If those alluring display racks on city streets have taught us anything, it's that all that glitters is certainly not gold. But for items that have been passed down for generations, given as gifts, or purchased through independent retailers, knowing how to tell if gold is real can be a valuable skill to have. Whether you're looking to evaluate a big-ticket jewelry item or simply want to brush up on your amateur metallurgy, we've assembled a few tips to help you get started. Fortunately, discerning whether gold is real is easier than you might think—even without the help of a professional appraiser.
Read on to learn the four steps of authenticating real gold.
Seeing whether your item sinks or floats is one of the most reliable ways to determine if gold is real. Since gold is classified as a heavy metal, it should sink when dropped into water. While other metals such as nickel, copper, and chromium also sink, any item that floats is definitely not gold.
Most authentic gold jewelry pieces bear a hallmark, a small stamp noting the karat weight of the gold. On jewelry items of American origin, this usually shows up as a number followed by the letter K. For instance, a piece of jewelry that bears the hallmark 24K is made from 100% solid gold, while an item inscribed with 14K is roughly 60% gold. For European jewelry, the hallmark usually includes the percentage of gold in three decimal points. In France, for example, a 14K bracelet might be stamped .583. While this can be valuable in determining if the gold is real, two exceptions are very old, genuine vintage jewelry and jewelry that has been crafted outside of Europe and North America.

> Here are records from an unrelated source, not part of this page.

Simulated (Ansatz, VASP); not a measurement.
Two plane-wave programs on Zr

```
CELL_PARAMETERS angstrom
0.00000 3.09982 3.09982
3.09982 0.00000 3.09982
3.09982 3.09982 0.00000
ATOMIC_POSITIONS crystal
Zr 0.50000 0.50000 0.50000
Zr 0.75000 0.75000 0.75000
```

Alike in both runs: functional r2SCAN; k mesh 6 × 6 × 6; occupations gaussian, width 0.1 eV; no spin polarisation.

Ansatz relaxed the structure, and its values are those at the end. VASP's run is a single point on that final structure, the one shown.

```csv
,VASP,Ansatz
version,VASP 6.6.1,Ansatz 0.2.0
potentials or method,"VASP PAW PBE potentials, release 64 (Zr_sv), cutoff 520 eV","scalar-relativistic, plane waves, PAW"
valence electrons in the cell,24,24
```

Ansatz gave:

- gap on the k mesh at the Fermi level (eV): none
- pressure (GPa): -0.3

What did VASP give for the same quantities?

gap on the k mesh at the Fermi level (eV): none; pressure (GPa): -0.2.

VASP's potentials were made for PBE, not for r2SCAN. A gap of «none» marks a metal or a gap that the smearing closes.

A very reliable but more involved way to tell if gold is real is to perform a nitric acid test. As a note, this test involves using a highly reactive nitric acid, necessitating a number of safety precautions. Also, this method should not be used for jewelry that has aesthetic value you wish to fully preserve since it involves slightly damaging the piece. However, this method can be a great choice for scrap metal and non-jewelry items. To perform this test, make a tiny scratch on a less noticeable area of the piece with a tweezer or nail file. Then, apply a drop of nitric acid to the scratch. If there's no reaction, then the piece is real gold. By contrast, gold over sterling yields a cloudy white substance, while other metals and gold plating tend to turn up green.